Persist and update container registry project level usage on project_statistics table
Context
We are rolling out a new version of the Container Registry in GitLab.com that includes a metadata database (&5523 (closed)). Among others, this database will allow for efficient storage usage calculations.
This issue is part of a work plan to expose the deduplicated project-level usage in GitLab Rails.
Problem
To unblock https://gitlab.com/gitlab-data/analytics/-/issues/12036, we need to persist the container registry project-level usage to the project_statistics
table in the Rails database. A change in project_statistics
will also be used later to trigger the namespace usage refresh.
Proposal
Background
At the moment, Rails queries the Container Registry API to obtain the size of a given image repository whenever a user queries its API or refreshes the UI.
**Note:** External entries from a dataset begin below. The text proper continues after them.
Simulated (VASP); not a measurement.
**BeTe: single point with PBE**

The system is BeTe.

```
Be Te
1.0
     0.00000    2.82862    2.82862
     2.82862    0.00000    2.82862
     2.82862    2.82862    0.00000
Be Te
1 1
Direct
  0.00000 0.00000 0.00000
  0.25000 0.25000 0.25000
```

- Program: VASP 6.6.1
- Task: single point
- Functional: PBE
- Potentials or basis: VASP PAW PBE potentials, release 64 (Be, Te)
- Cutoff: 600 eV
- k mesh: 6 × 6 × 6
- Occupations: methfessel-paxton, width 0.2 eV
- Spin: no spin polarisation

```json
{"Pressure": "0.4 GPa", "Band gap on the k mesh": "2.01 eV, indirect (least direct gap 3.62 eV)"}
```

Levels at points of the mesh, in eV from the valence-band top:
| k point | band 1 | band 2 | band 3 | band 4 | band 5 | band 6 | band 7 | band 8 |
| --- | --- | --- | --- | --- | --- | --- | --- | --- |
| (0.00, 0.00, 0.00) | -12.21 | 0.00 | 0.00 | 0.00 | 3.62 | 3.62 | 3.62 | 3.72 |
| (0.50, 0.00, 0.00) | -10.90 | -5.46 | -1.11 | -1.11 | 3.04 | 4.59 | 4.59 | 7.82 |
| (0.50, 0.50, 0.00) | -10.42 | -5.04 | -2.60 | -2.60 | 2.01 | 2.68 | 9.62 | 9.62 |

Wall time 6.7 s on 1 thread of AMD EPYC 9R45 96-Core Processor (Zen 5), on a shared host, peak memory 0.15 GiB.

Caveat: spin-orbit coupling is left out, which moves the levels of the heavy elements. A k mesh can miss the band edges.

This real-time/on-demand approach won't work for this particular case. Project statistics must be kept up to date. A user may push many images to the registry but never, or only infrequently, go to a UI page or make an API call that would trigger fetching the current usage from the registry. So updating the project statistics value after retrieving it from the registry (in response to a user-triggered event) is not enough. Additionally, we should avoid doing database writes during a read API request (so that reads can adhere to read-only replicas).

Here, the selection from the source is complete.